# Model-invariant definitions of fine-grained time complexity?

I'm interested in talking about fine-grained time complexity in a model-invariant way. For example, classes like $\text{DTIME}(n^{2+o(1)})$. The standard practice is apparently to define such classes in terms of a specific model. Are there other ways to do it that respect some amount of invariance?

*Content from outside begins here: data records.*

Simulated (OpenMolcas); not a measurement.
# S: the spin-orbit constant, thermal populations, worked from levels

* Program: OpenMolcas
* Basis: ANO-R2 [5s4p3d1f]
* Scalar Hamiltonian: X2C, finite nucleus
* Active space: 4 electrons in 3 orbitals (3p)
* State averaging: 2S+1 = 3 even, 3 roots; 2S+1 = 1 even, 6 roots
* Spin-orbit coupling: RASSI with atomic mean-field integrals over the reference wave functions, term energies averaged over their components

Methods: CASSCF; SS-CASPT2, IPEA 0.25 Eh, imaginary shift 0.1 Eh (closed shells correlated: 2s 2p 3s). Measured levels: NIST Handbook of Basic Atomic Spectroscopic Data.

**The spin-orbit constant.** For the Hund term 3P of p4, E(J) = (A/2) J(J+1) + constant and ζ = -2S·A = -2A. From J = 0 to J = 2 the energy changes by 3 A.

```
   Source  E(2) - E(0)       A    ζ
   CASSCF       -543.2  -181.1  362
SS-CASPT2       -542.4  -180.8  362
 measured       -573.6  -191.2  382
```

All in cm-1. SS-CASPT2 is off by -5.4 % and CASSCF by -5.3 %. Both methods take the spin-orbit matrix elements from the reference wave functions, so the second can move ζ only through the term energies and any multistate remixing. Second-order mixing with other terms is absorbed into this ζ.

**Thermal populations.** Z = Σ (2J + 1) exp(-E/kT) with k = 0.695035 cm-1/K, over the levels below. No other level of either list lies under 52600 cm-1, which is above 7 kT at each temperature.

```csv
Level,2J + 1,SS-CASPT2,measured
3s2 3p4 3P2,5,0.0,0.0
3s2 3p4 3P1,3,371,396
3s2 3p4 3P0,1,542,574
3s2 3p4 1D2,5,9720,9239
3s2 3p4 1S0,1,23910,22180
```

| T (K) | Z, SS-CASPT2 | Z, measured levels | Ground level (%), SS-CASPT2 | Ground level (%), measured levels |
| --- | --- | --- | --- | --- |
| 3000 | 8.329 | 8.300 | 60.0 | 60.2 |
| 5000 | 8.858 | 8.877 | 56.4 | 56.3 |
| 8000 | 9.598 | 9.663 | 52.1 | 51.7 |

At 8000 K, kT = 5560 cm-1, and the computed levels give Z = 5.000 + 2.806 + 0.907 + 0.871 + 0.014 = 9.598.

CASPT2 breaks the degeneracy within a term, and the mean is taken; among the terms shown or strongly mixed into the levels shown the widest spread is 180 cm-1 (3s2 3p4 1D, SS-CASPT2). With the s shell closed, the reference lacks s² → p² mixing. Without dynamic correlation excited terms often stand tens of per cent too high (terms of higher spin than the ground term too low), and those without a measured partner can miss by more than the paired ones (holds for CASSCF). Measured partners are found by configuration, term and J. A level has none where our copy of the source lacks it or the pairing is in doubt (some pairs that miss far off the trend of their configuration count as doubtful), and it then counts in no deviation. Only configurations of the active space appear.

I figured out one way that apparently works, which I'll present as an example, although it's not completely satisfactory. Let $\frak{M}$ be the equivalence class of models that have mutual time-translations satisfying $T'(n) = T(n)^{1+o(1)} \times S(n)^{O(1)}$ and space-translations satisfying $S'(n) = S(n)^{O(1)}$. That is, instead of considering polynomial time-translations as we would to construct the robust classes like $\text{P} = \text{DTIME}(n^{O(1)})$, define the class of models with mutual time-translations that are essentially linear in time but polynomial in space. This is a smaller class, but it still contains a variety of models, like single-tape Turing machines, multi-tape Turing machines, and some RAM models. Now, define:

$\text{DTIME}^*(S) = \displaystyle\bigcap_{M \in \frak{M}}{\text{DTIME}_{M}(S)}$

I think it is not hard to show that $\text{DTIME}^*$ is compatible with the robust classes, for example, $\text{DTIME}^*(n^{O(1)}) = \text{DTIME}(n^{O(1)}) = \text{P}$. But we also get something extra, the ability to talk about specific polynomial exponents: whenever we know that a problem is in $\text{L}$ and we have an effective space bound $k \times \log_2{(n)}$ then we can also place it in a specific class $\text{DTIME}^*(n^{k+o(1)})$. If it's a problem not known to be in $\text{L}$, for example edit distance, then we can't do that, but we still know edit distance is in $\text{DTIME}^*(n^{O(1)})$, since that's just $\text{P}$. This definition also yields specific bases for exponential-time functions and in this case the lack of effectivity is not as crippling to my program since these are often search problems that are in $\text{PSPACE}$ anyway. For example we can prove that $\text{SUBSET-SUM} \in \text{DTIME}^*(2^{n+o(1)})$ since trying all possibilities uses only linear space, but maybe not that $\text{SUBSET-SUM} \in \text{DTIME}^*(2^{\frac{n}{2}+o(1)})$, since that algorithm uses exponential space.

This seems like a valid and possibly useful alternative to a model-specific definition of $\text{DTIME}$ but I've never heard of it before. Can anyone point me to a reference for this construction, or an equivalent way of understanding it?

And is there a different way to define fine-grained time complexity that isn't model-specific?

EDIT: I found this example of a model-invarant theorem. The result can seemingly be restated as $\text{SAT} \notin \text{DTIME}^*(n^{\sqrt{3}+o(1)})$ without explicit mention of a model or a space restriction. There is some discussion of machine models in this paper that I'm not really understanding, but it doesn't seem to be answering my question in terms of describing time-complexity itself in a model-invariant way.